CAIRO — Hamas on Monday reelected longtime leader Khaled Mashaal, capping a year of secret internal elections, officials in the Islamic militant group said.
The Qatar-based Mashaal, 56, is a veteran politician with close ties to regional powers Qatar, Egypt, and Turkey. He has been key to Hamas’s attempts to break out of its political isolation after its violent takeover of Gaza in 2007.
Mashaal’s reelection could revive stalled reconciliation efforts between Hamas and political rival Mahmoud Abbas, the Western-backed Palestinian president.
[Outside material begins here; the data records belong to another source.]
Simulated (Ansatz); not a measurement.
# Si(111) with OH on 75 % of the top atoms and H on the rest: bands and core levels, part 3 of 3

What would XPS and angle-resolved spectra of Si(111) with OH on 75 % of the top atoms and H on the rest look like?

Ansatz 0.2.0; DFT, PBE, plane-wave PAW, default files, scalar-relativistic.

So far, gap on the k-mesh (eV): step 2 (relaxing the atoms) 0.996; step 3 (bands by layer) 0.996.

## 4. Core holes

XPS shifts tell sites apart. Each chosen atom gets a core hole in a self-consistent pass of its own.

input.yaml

The Hamas takeover of Gaza left Abbas with only parts of the West Bank, and the rival camps have become increasingly entrenched in their respective territories since 2007.
Two Hamas officials said Mashaal ran unopposed and was reelected by a majority in the movement’s Shura Council, which is believed to have about 60 members. The officials spoke on condition of anonymity because they were not authorized to discuss the secret procedure.
Hamas began holding internal elections a year ago, a secretive process spread over several countries, shrouded in mystery, and beset by logistics problems.
Hamas has four components — activists in Gaza, in the West Bank, in exile, and those imprisoned by Israel. Each of the four groups chooses local leaders as well as delegates to the Shura Council. This council selects a decision-making political bureau and the head of that body — the stage that was wrapped up in Cairo on Monday.
The Hamas leaders in the Gaza Strip have made a series of moves aimed at enforcing an Islamic lifestyle there.
On Monday, they issued a new education law requiring a more rigid separation of sexes in Gaza schools.
The new rules call for the segregation of boys and girls from the age of 9, and prohibit male staff members from working at girls’ schools. They also prohibit exchange programs with Israelis.
Mashaal, 56, became head of the Hamas movement in 1996 and will now lead it for another four years.
He is seen as a member of the more pragmatic wing of Hamas, in connection with the Israeli-Palestinian conflict.
He and others in Hamas insist the movement will not recognize Israel and renounce violence — Western conditions for dealing with Hamas.
He has suggested he could accept a Palestinian state alongside Israel, though he has not said if such a state would end the conflict, or only be an interim step to an Islamic state in all of historic Palestine, including what is now Israel.
Mashaal has also come out in support of so-called popular resistance against Israeli occupation, a term Palestinians used for marches and stone-throwing protests. In the past, Hamas gunmen and suicide bombers have killed hundreds of Israelis in attacks.
Mashaal pushed for reconciliation with Abbas in his previous term, but was blocked by Hamas hard-liners in Gaza who fear a unity deal will give Abbas a new foothold in Gaza and weaken Hamas’s grip on the territory.